Reputation: 141
I am reading in another perl file and trying to find all strings surrounded by quotations within the file, single or multiline. I've matched all the single lines fine but I can't match the mulitlines without printing the entire line out, when I just want the string itself. For example, heres a snippet of what I'm reading in:
#!/usr/bin/env perl
use warnings;
use strict;
# assign variable
my $string = 'Hello World!';
my $string4 = "chmod";
my $string3 = "This is a fun
multiple line string, please match";
so the output I'd like is
'Hello World!';
"chmod";
"This is a fun multiple line string, please match";
but I am getting:
'Hello World!';
my $string4 = "chmod";
my $string3 = "This is a fun
multiple line string, please match";
This is the code I am using to find the strings - all file content is stored in @contents:
my @strings_found = ();
my $line;
for(@contents) {
$line .= $_;
}
if($line =~ /(['"](.?)*["'])/s) {
push @strings_found,$1;
}
print @strings_found;
I am guessing I am only getting 'Hello World!'; correctly because I am using the $1 but I am not sure how else to find the others without looping line by line, which I would think would make it hard to find the multi line string as it doesn't know what the next line is.
I know my regex is reasonably basic and doesn't account for some caveats but I just wanted to get the basic catch most regex working before moving on to more complex situations.
Any pointers as to where I am going wrong?
Upvotes: 1
Views: 15106
Reputation: 35208
Couple big things, you need to search in a while
loop with the g
modifier on your regex. And you also need to turn off greedy matching for what's inside the quotes by using .*?
.
use strict;
use warnings;
my $contents = do {local $/; <DATA>};
my @strings_found = ();
while ($contents =~ /(['"](.*?)["'])/sg) {
push @strings_found, $1;
}
print "$_\n" for @strings_found;
__DATA__
#!/usr/bin/env perl
use warnings;
use strict;
# assign variable
my $string = 'Hello World!';
my $string4 = "chmod";
my $string3 = "This is a fun
multiple line string, please match";
Outputs
'Hello World!'
"chmod"
"This is a fun
multiple line string, please match"
You aren't the first person to search for help with this homework problem. Here's a more detailed answer I gave to ... well ... you ;) finding words surround by quotations perl
Upvotes: 5
Reputation: 4398
regexp matching (in perl and generally) are greedy by default. So your regexp will match from 1st ' or " to last. Print the length of your @strings_found array. I think it will always be just 1 with the code you have.
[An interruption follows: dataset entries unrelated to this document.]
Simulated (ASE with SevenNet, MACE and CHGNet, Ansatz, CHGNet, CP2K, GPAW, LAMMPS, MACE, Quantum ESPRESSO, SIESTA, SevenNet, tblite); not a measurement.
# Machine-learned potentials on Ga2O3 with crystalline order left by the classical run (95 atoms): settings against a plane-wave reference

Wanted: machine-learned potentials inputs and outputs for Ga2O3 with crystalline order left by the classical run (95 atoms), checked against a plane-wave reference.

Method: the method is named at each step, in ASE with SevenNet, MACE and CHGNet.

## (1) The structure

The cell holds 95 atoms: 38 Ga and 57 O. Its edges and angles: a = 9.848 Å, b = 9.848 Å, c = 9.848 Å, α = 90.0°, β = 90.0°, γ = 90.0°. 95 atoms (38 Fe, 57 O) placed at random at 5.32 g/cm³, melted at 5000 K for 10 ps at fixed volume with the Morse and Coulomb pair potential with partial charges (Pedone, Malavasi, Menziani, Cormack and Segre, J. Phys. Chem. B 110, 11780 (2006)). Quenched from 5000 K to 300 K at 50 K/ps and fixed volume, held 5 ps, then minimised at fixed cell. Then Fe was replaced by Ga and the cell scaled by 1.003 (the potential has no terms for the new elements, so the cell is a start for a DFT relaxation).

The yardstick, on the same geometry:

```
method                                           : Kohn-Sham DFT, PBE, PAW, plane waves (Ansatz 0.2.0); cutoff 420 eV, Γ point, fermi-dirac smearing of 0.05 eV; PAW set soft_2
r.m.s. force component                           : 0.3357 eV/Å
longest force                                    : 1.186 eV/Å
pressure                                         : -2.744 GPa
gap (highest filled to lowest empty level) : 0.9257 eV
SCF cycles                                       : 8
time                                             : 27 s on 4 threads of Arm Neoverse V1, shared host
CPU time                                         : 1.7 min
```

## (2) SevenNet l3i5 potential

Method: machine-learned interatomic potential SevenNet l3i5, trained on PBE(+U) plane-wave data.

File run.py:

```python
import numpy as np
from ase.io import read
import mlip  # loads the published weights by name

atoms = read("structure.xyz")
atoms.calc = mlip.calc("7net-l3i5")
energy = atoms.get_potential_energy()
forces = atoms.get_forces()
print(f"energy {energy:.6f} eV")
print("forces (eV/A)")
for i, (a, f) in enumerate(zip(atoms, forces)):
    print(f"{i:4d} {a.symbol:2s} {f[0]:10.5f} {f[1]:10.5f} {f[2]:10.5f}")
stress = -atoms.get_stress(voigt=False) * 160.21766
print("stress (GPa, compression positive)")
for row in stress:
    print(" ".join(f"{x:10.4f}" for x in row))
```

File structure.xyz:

Change it to be not greedy by following * with a ? /('"*?["'])/s I think.
It will work in a basic way. Regexps are kindof the wrong way to do this if you want a robust solution. You would want to write parsing code instead for that. If you have different quotes inside a string then greedy will give you the 1 biggest string. Non greedy will give you the smallest strings not caring if start or end quote are different.
Read about greedy and non greedy. Also note the /m multiline modifier. http://perldoc.perl.org/perlre.html#Regular-Expressions
Upvotes: 1